Inside Google Honours: What I took from a week at Google’s Mountain View HQ

I recently had the privilege of attending Google Honours in San Francisco and Mountain View as one of 24 winners from Australia and New Zealand.

It was one of those rare experiences that managed to be both big-picture and highly practical. Across the week, we spent time with Google’s product, leadership and performance teams, exploring where Search, Ads, Commerce and AI are heading, and what that means for marketers right now.

There was a lot to take in. Sessions covered everything from the future of Search and agentic commerce, lead generation, planning tools, marketing measurement and the changing role of marketing inside an organisation. At times, it felt like trying to absorb several years of industry change in a few days.

But what made the experience especially valuable was the mix of structured learning and genuine connection. Beyond the sessions, there was time to explore San Francisco, visit Alcatraz, ride in Waymos, bike around Google’s campus, and debrief over group dinners with other AUNZ winners.

Those conversations outside the formal agenda helped turn big concepts into practical questions: what do we need to rethink, what do we need to test, and what should we bring back to our clients?

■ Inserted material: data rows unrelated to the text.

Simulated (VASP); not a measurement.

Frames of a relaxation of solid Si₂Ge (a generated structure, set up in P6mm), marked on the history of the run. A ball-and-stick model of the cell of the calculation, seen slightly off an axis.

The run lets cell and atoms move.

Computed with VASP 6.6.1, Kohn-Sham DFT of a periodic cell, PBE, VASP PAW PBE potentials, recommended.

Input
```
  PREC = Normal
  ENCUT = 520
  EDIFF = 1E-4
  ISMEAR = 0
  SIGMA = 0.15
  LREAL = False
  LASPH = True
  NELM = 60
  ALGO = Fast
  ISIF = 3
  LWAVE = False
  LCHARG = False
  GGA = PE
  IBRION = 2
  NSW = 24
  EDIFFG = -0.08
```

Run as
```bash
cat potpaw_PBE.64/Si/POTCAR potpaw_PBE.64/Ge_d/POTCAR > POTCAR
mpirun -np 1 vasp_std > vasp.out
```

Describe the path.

Here are the biggest takeaways I left with.

1. AI is no longer a feature; it’s the operating environment

AI is not simply being added onto existing marketing tools. It is changing the environment consumers move through.

That means the question is no longer just, “How do we use AI in marketing?” It is becoming, “How does marketing work when consumers are searching, comparing, deciding and acting inside AI-shaped experiences?”

2. Search is not disappearing, it’s expanding

Search is evolving from a place where people type short queries and scan links, to an environment where people ask more complex questions, refine their intent, compare options and get closer to an outcome.

Presence is no longer only about keyword coverage. It is about being relevant in context. It is about having the content, creative, landing pages and product information that help a brand become a useful answer when intent is forming.

3. The gap between discovery and decision is shrinking

The journey from awareness to action is getting shorter. AI is compressing discovery, evaluation, decision and purchase. Because users are asking more detailed questions and receiving personalised guidance in the same place, they are no longer moving through a neat, linear funnel. The gap between discovery and decision is closing fast.

That puts more pressure on every asset in the chain — landing pages need to be more useful, product information richer, creative harder-working. Feeds, content, reviews, measurement and conversion signals all matter more when AI systems are helping interpret relevance and intent.

Landing pages need to be more useful. Product information needs to be richer. Creative needs to work harder. Feeds, content, reviews, measurement and conversion signals all matter more when AI systems are helping interpret relevance and intent.

4. Automation raises the bar on fundamentals

In other words, AI-powered platforms are not a shortcut around good marketing fundamentals. They reward them. The performance uplift does not come from simply “turning on AI”. It comes from creating the right conditions for AI to work well.

That is a useful reminder for anyone managing performance media: the work is shifting, but it is not becoming less strategic.

5. Marketing needs a stronger commercial language

Marketing needs to get better at translating its value into the language of the business. Too much reporting still gets trapped in platform metrics. Clicks, conversions, CPA and ROAS matter, but they are not always enough to explain marketing’s contribution to long-term enterprise value.

That feels especially relevant as AI and automation take on more of the tactical campaign execution. The strategic value for marketers will increasingly come from asking better commercial questions, setting better goals, and helping businesses understand what kind of growth they are actually paying for.

So what does this all mean?

For me, the biggest shift is away from managing channels in isolation and towards building systems that work together.

Media, creative, data, content, product information, landing pages and measurement can no longer sit in separate boxes. They are all part of the same performance environment.

That is what modern platforms are learning from. More importantly, that is what modern consumers are experiencing.

Google Honours was energising, slightly overwhelming, and a privilege to be part of. I came away proud to represent AUNZ, grateful for the experience, and more convinced than ever that the future of marketing belongs to teams that can combine strong fundamentals with a willingness to adapt early.